Lengths of absolute filepaths

2022-01-03

While there may not be universal agreement as to what a reasonable maximum path length is, I was wondering how long paths are on average in practice.

I started off by making a list of every absolute path on my system (as root):

find / > /tmp/files.txt

This produced a 1.6G file, so I wrote a script in Rust to collect frequencies as well as an example string for each length:

use std::env::args;
use std::error::Error;
use std::fs::File;
use std::io::{BufRead, BufReader};

fn main() -> Result<(), Box<dyn Error>> {
    const V: (u32, Vec<u8>) = (0, Vec::new());
    let mut freqmap = [V; 1 << 16];
    let f = args().skip(1).next().ok_or("expected filename")?;
    let f = File::open(f)?;
    let f = BufReader::new(f);
    for l in f.split(b'\n') {
        let l = l?;
        let i = l.len();
        freqmap[i].0 += 1;
        freqmap[i].1 = l;
    }
    for (i, (c, l)) in freqmap.iter().enumerate() {
        if *c != 0 {
            println!("{:>4} {:>8} '{}'", i, c, String::from_utf8_lossy(l));
        }
    }
    Ok(())
}

The longest filepaths

On my system, the longest filepath is 344 characters long. The path in question is:

/tank/backup/backup/pc1/david/.cache/yarn/v6/npm-socketcluster-14.4.1-e39883c005becbf1d6dba2ced7e04bbfa857693d-integrity/node_modules/socketcluster/sample/node_modules/socketcluster/sample/node_modules/socketcluster/sample/node_modules/socketcluster/sample/node_modules/scc-broker-client/node_modules/socketcluster-client/lib/scsocketcreator.js

Removing all paths that contain node_modules with rg -Nv node_modules files.txt and rerunning the script shows that the longest path without node_modues is 272 characters long:

/tank/backup/backup/pc1/david/Documents/compilers/osxcross/target/SDK/MacOSX11.1.sdk/System/iOSSupport/System/Library/Frameworks/_AuthenticationServices_SwiftUI.framework/Versions/A/Modules/_AuthenticationServices_SwiftUI.swiftmodule/x86_64-apple-ios-macabi.swiftinterface

The one path that is 271 characters long is:

/tank/backup/disaster/software/os/yocto/poky-support/poky-contrib-archive/scripts/lib/bsp/substrate/target/arch/layer/{{ if create_example_bbappend == "y": }} recipes-example-bbappend/example-bbappend/{{=example_bbappend_name}}-{{=example_bbappend_version}}/example.patch

Removing all instances involving osxcross and yocto reveals no further obvious patterns other that the files are part of a software project (with .cabal files as the sole exception).

Outliers

Plotting the frequency map with gnuplot reveals an interesting graph:

Plot

gnuplot> set style data histograms
gnuplot> plot './files_freqmap.txt' using 2:xtic(1)

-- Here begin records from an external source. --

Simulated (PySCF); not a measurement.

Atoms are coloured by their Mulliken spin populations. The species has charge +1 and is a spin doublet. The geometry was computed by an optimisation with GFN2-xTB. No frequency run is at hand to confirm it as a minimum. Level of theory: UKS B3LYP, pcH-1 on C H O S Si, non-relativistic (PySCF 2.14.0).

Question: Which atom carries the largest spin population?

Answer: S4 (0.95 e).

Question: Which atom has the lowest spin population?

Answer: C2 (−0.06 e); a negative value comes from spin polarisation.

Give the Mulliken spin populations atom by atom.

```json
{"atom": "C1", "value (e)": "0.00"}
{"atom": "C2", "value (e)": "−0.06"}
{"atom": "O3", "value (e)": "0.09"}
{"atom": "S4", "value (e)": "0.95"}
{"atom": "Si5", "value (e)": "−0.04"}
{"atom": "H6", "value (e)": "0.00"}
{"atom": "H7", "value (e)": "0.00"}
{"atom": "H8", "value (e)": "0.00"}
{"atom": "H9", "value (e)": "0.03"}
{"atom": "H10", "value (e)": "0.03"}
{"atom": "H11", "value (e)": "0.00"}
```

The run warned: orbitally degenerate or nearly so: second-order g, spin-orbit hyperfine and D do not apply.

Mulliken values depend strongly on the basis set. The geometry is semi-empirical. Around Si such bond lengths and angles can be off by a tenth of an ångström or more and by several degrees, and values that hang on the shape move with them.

It seems the lengths follow a roughly normal distribution but some stand out, such as the filepaths with a length of 64. Filtering those files with rg '.{64}' files.txt and making a frequency map with the first 31 characters shows that the most frequent paths (1004732 instances) start with /tank/backup/disaster/software/. The second most common prefix is /tank/backup/backup/vm0/tank/po and only occurs 6484 times.

import sys

fm = {}

with open(sys.argv[1]) as f:
    for l in f.readlines():
        l = l[:31]
        fm[l] = fm.get(l, 0) + 1

f = [[] for _ in range(1 << 20)]

for l, i in fm.items():
    f[i].append(l)

for i, l in enumerate(f):
    if len(l) > 0:
        print(i)
        for e in l:
            print(' ', e)

Filtering for files starting with that prefix gives a very long list of SVN files:

...
/tank/backup/disaster/software/web/apache/db/revprops/706/706302
/tank/backup/disaster/software/web/apache/db/revprops/706/706296
/tank/backup/disaster/software/web/apache/db/revprops/706/706375
...